In Maniach Pte Ltd v L Capital Jones Ltd and another [2016] SGHC 6, the Singapore High Court recently handed down a decision concerning a dispute between the shareholders of the international gourmet food business Jones the Grocer. In response to the majority shareholder’s move to have the dispute settled through arbitration, the Court decided that seeking damages for minority shareholder oppression (under the Companies Act) is not arbitral, and that such action must be pursued through the courts.
In reaching its decision, the Court cited Silica Investors Ltd v Tomolugen Holdings Ltd and other [2014] 3 SLR 815, in which the Singapore High Court said that whether a minority oppression action is arbitrable will depend on the facts and circumstances of each case:
The nature of a minority oppression claim and the broad powers of the court under s 216(2) of the CA would mean that a minority oppression claim is one that may straddle the line between arbitrability and non-arbitrability. It would not be desirable therefore to lay down a general rule that all minority oppression claims under s 216 of the CA are non-arbitrable. It will depend on all the facts and circumstances of the case.
This approach is contrasted somewhat to the English approaches in both Exeter City Association Football Club Ltd v Football Conference Ltd [2004] 1 WLR 2910 and Fulham Football Club (1987) Ltd v Richard and another [2012] both of which took an ‘all or nothing’ approach to the arbitrability of statutory minority oppression claims.

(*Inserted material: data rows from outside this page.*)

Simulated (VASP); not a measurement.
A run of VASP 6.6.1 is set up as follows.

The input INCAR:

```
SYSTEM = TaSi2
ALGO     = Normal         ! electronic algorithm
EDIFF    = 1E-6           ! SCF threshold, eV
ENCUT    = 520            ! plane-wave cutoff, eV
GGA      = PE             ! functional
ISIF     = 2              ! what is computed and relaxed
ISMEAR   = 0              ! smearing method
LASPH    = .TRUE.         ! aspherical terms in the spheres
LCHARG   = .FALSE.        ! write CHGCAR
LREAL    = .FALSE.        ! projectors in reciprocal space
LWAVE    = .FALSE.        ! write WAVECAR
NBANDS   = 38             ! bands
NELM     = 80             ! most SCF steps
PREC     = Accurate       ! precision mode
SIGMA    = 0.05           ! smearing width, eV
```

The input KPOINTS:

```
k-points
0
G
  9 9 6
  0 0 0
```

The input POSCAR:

In Exeter City, the English High Court held that a statutory minority shareholder oppression claim under English company law is not arbitrable. However, in Fulham the English Court of Appeal held that a statutory minority shareholder claim under English company law is arbitrable even though an arbitral tribunal is unable to grant certain statutory remedies, such as a winding up order or drag along notice, which the statute makes available to a successful plaintiff.
In Maniach, the Singapore High Court departed from its earlier view in Silica, and followed the Exeter City approach. Contrary to Silica, the Court said that it finds it difficult to accept that “arbitrability is or ought to depend on the facts and circumstances of each case“. Arbitrability, the Court said, is “an overarching concept which has its source outside the International Arbitration Act, outside the Model Law and outside the parties’ arbitration agreement. It is imposed from above in order to give effect to the public policy” of the seat or forum.
The Court said that the answer to the question of whether the statutory minority oppression claim is arbitrable must either be that all claims of this type are arbitrable, or none of them are, and that this is for two reasons:
- First, arbitrability rests on the “fundamental conceptions of public policy“. The Court considered that it should not be within the power of a party to unilaterally arrange the facts and circumstances of the case for tactical reasons, thereby inviting the intervention of public policy and maximizing the likelihood of disrupting the parties’ bargain. This, in the Court’s view, is exactly what happens when the question of arbitrability is determined on a case by case basis. It allows a party the opportunity to potentially manipulate the outcome of the inquiry into arbitrability.
- Second, the Court said that a case by case approach to arbitrability “undermines commercial certainty” because it becomes impossible to predict the outcome of the inquiry into arbitrability. The Court further considered that the “very same dispute on the very same underlying facts can suddenly change by a party’s unilateral act from being arbitrable to being non-arbitrable“.
Accordingly, the Court averred that the question of whether this dispute is arbitrable does not depend on the facts and circumstances of the case, but upon the fundamental question of whether a statutory minority oppression claim is indeed arbitrable. The Court was persuaded by the reasoning in Exeter City that a “minority oppression claim, being statutory in nature and being asserted in relation to the affairs of a creature of statute, ought to be supervised and determined by the court in all cases“.